Also, the servers were doing 200 Mbps, so I couldn't have kept up _much_ longer, no matter the limits.

toast0 · 2025-08-09T17:31:47 1754760707

I'm pretty sure your open file cache is way too large. If you're doing 1k/sec, and you cache file descriptors for 60 minutes, assuming those are all unique, that's asking for 3 million FDs to be cached, when you've only got 1 million available. I've never used nginx or open_file_cache[1], but I would tune it way down and see if you even notice a difference in performance in normal operation. Maybe 10k files, 60s timeout.

> Also, the servers were doing 200 Mbps, so I couldn't have kept up _much_ longer, no matter the limits.

For cost reasons or system overload?

If system overload ... What kind of storage? Are you monitoring disk i/o? What kind of CPU do you have in your system? I used to push almost 10GBps with https on dual E5-2690 [2], but it was a larger file. 2690s were high end, but something more modern will have much better AES acceleration and should do better than 200 Mbps almost regardless of what it is.

[1] to be honest, I'm not sure I understand the intent of open_file_cache... Opening files is usually not that expensive; maybe at hundreds of thousands of rps or if you have a very complex filesystem. PS don't put tens of thousands of files in a directory. Everything works better if you take your ten thousand files and put one hundred files into each of one hundred directories. You can experiment to see what works best with your load, but a tree where you've got N layers of M directories and the last layer has M files is a good plan, 64 <= M <= 256. The goal is keeping the directories compact so searching and editing is effective.

[2] https://www.intel.com/content/www/us/en/products/sku/64596/i...

Aeolun · 2025-08-10T10:21:13 1754821273

If you do 200Mbps on a hetzner server after cloudflare caching, you are going to run out of traffic pretty rapidly. The limit is 20TB / month (which you’d reach in roughly 9 days).

johnisgood · 2025-08-10T15:45:03 1754840703

One would think services like these do not have to rely on online services and have their own rack of servers. Or is this so alien these days?

MaKey · 2025-08-10T16:03:56 1754841836

Small addition: That limit applies to Hetzner Cloud servers, their dedicated servers have unlimited traffic.

Aeolun · 2025-08-10T19:37:04 1754854624

Depends on your connection I think. Mine do 1Gbit/sec but have a 20TB limit. The 100Mbit ones are unlimited (last I checked)

ndriscoll · 2025-08-09T16:58:19 1754758699

One thing that might work for you is to actually make the empty tile file, and hard link it everywhere it needs to be. Then you don't need to special case it at runtime, but instead at generation time.

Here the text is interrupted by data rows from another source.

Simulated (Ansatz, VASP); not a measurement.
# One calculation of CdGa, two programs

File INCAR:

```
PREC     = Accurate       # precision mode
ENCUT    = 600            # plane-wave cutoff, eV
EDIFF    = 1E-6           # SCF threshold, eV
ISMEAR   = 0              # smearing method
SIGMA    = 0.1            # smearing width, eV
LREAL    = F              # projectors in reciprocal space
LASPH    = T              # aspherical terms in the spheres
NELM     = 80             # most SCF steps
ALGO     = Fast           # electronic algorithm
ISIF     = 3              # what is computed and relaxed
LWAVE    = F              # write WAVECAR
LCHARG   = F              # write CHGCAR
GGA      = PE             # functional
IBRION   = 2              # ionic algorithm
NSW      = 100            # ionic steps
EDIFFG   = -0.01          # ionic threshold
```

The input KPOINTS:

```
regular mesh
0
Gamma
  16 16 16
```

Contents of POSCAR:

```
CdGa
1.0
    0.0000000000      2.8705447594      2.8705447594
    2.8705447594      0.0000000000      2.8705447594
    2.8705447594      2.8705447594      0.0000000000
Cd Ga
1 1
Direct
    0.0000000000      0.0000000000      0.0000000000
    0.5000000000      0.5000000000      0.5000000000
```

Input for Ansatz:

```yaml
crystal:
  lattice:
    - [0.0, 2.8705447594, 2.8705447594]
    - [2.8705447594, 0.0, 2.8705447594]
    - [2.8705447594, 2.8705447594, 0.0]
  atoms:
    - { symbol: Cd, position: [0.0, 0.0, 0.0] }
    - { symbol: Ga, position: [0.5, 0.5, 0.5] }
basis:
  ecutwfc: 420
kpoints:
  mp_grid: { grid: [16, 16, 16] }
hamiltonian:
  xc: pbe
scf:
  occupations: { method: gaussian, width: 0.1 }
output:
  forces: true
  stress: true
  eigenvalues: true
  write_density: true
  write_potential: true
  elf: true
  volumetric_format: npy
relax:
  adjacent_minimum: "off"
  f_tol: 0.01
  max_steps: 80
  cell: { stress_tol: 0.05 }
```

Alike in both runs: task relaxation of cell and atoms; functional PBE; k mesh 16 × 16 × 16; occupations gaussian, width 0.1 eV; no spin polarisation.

NVMe disks are incredibly fast and 1k rps is not a lot (IIRC my n100 seems to be capable of ~40k if not for the 1 Gbit NIC bottlenecking). I'd try benchmarking without the tuning options you've got. Like do you actually get 40k concurrent connections from cloudflare? If you have connections to your upstream kept alive (so no constant slow starts), ideally you have numCores workers and they each do one thing at a time, and that's enough to max out your NIC. You only add concurrency if latency prevents you from maxing bandwidth.

hyperknot · 2025-08-09T17:04:21 1754759061

Yes, that's a good idea. But we are talking about 90+% of the titles being empty (I might be wrong on that), that's a lot of hard links. I think the nginx config just need to be fixed, I hope I'll receive some help on their forum.

ndriscoll · 2025-08-09T17:38:00 1754761080

You could also try turning off the file descriptor cache. Keep in mind that nvme ssds can do ~30-50k random reads/second with no concurrency, or at least hundreds of thousands with concurrency, so even if every request hit disk 10 times it should be fine. There's also kernel caching which I think includes some of what you'd get from nginx's metadata cache?

justinclift · 2025-08-10T04:46:21 1754801181

> so I couldn't have kept up _much_ longer, no matter the limits.

Why would that kind of rate cause a problem over time?

hyperknot · 2025-08-09T15:55:01 1754754901

We are talking about an insane amount of data here. It was 56 Gbit/s (or 56 x 1 Gbit servers 100% saturated!). This is not something a "caching server" could handle. We are talking on the order of CDN networks, like Cloudflare, to be able to handle this.

Sesse__ · 2025-08-09T19:28:13 1754767693

> We are talking about an insane amount of data here. It was 56 Gbit/s. This is not something a "caching server" could handle.

You are not talking about an insane amount of data if it's 56 Gbit/s. Of course a caching server could handle that.

Source: Has written servers that saturated 40gig (with TLS) on an old quadcore.

hyperknot · 2025-08-09T20:12:27 1754770347

OK, technically there might exist such server, I guess Netflix and friends are using those. But we are talking about a community supported, free service here. Hetzner servers are my only options, because of their unmetered bandwidth.

Sesse__ · 2025-08-09T21:12:03 1754773923

It really depends on the size of the active set. If it fits into RAM of whatever server you are using, then it's not a problem at all, even with completely off-the-shelf hardware and software. Slap two 40gig NICs in it, install Varnish or whatever and you're good to go. (This is, of course, assuming that you have someone willing to pay for the bandwidth out to your users!)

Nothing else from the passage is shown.